The Trump administration is considering sweeping sanctions aimed at cutting North Korea off from the global financial system as part of a broad review of measures to counter Pyongyang’s nuclear and missile threat, a senior U.S. official said.
The sanctions would be part of a multi-pronged approach of increased economic and diplomatic pressure – especially on Chinese banks and firms that do the most business with North Korea – plus beefed-up defenses by the United States and its South Korean and Japanese allies, according to the administration official familiar with the deliberations.
While the long-standing option of pre-emptive military strikes against North Korea is not off the table – as reflected by U.S. Secretary of State Rex Tillerson’s warning to Pyongyang during his Asia tour last week – the new administration is giving priority for now to less-risky options.

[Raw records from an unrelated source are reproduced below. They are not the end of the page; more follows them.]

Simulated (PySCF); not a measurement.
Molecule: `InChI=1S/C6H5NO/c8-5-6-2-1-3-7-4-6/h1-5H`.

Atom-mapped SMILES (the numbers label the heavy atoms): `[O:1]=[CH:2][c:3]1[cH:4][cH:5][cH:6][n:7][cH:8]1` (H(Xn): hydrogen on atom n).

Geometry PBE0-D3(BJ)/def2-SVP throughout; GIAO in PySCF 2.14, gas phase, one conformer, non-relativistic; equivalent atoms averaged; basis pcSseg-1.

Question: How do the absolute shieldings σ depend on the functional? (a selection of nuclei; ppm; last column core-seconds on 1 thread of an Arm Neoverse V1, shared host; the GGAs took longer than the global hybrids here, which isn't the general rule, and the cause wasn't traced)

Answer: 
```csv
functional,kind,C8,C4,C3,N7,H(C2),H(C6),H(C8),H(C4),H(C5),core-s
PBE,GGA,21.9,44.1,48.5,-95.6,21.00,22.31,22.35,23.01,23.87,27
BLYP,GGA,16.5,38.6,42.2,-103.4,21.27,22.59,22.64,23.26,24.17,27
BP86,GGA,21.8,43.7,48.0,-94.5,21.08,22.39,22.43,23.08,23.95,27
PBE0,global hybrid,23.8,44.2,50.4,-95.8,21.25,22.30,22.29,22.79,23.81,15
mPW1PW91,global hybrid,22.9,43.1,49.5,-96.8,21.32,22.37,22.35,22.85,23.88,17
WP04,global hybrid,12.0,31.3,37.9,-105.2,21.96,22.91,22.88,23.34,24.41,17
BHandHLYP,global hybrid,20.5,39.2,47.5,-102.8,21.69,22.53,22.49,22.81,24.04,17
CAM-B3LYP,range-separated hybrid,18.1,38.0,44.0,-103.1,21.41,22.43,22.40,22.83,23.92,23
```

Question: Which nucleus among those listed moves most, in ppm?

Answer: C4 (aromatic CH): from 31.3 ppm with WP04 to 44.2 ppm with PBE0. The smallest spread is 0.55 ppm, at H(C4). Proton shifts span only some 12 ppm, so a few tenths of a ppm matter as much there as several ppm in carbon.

The policy recommendations being assembled are expected to reach the president’s desk within weeks, possibly before a summit with Chinese President Xi Jinping in early April, the official said, speaking on condition of anonymity. North Korea is expected to top the agenda at that meeting.
The objective of the U.S. move being considered would be to tighten the screws in the same way that the widening of sanctions – to encompass foreign firms dealing with Iran – was used to pressure Tehran to open negotiations with the West on its suspected nuclear weapons program. That effort ultimately led to a 2015 deal to restrict Iran’s nuclear program in return for sanctions relief.